New Delhi: Even as the World Cup held people in thrall, an 18-year-old Delhi boy is hoping his home-built robots would be able to show off their football skills at a world championship called Robosoccer to be held September 15 to 19 in Bangalore.
Diwaker Vaish is busy fine-tuning his three humanoid robots that will participate in the event to be hosted by the Federation of International Robosoccer Association (FIRA) from Sep 15-19 in Bangalore.
He is now programming the three soccer robots -- a goalkeeper, a defender and an attacker -- for the robot soccer tournament.

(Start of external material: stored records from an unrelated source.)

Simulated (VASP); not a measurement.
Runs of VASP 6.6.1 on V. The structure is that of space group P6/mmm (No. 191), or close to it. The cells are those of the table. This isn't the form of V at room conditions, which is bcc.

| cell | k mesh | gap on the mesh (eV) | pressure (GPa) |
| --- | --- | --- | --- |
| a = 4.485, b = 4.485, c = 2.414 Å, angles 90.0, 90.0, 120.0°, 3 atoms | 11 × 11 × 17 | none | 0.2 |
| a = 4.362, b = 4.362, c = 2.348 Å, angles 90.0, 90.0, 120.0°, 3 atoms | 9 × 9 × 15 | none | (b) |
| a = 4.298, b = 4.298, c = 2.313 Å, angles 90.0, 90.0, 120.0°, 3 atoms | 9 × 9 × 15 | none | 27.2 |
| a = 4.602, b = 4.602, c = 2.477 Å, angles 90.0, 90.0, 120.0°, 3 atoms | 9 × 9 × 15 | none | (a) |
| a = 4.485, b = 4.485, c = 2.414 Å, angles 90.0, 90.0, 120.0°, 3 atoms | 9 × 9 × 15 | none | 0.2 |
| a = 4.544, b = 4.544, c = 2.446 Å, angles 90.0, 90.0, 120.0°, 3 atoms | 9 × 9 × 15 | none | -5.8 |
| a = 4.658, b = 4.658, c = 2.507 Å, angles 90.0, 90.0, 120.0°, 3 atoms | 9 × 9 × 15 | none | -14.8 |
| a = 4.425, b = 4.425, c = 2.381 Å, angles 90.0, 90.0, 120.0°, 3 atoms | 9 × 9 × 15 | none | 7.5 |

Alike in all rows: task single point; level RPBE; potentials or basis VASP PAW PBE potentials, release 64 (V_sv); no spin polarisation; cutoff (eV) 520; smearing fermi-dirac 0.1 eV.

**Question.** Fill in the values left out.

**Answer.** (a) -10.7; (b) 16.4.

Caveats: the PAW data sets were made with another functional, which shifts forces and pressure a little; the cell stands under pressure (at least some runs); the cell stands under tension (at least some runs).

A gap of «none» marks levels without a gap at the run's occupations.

A Class 12 pass out, Diwaker said: "For the first time, the event will be held in India. I hope my three specially designed soccer robots will play in the tournament. I have finished the physical structure of one robot, I will finish the other two in another week, while programming for all the three would be done simultaneously. I hope my robots will win the world cup as they have unique features." For this, Diwaker has already built a prototype - Isotope.
With an Atmel processor as brain, 25 brackets forming the skeleton and 16 servos in place of muscles, Isotope can walk, dance and stand on one leg and even dance to bhangra beats!
"With additional high-power servos (they are muscle-like parts that help a robot move like a human being), the newly-developed soccer robots are more stable. They won't fall even if you push them with force."
Diwaker, who has taken a break from his studies to follow his passion, say Isotope took seven months to create.
Now, he is confident that he can finish work on the soccer robots by August as he already knows the nuances of robot-making.
Talking about Isotope, he said, "With advanced artificial intelligence techniques, Isotope will be able to take instructions in both Hindi and English."
But will these skill sets be enough for a robot to take on its rivals on the mini-soccer field?
"No, competing with robotic experts from Korea, Japan, Czech Republic etc is not a joke. My soccer robots are much more advanced and efficient than my first humanoid robot."
Diwaker is being sponsored by A-Set (Advanced School of Engineering and Technology), a private computer institution in Delhi.
A gadget freak, Diwaker got interested in robotics after his first creation, a racing boat, won the first prize in Quanta in Lucknow in November 2009.
His boat finished the race in 18 seconds and won the competition in which students from 40 countries, including Singapore, Malaysia, Russia and the Czech Republic, participated.
Speaking about her son's skills, Maya Vaish said, "We have spent around 4 lakh for procuring tools and material to build the robot. Initially, his father (Uday Kumar Vaish) who is into computer networking business, was apprehensive. But later we considered it as an investment in our child's development."
"Right from childhood, Diwaker has been very creative. When he was in Class 6, he burnt down our refrigerator as he wanted to check how long a candle will remain lit inside the freezer," she said.
Diwaker studied in Bal Bharati Public school in Rajendra Nagar and scored 72 percent in Class 12. But he feels that the education system in India offers little scope for robotics.
"I learned the basics of robotics from the Internet. In counties like Japan, Korea and the United States, a school student coming up with a robot is very common. But in India only IIT (Indian Institute of Technology) students take up projects on robotics. Awareness on robotics and its possibilities are very few here," Diwaker said.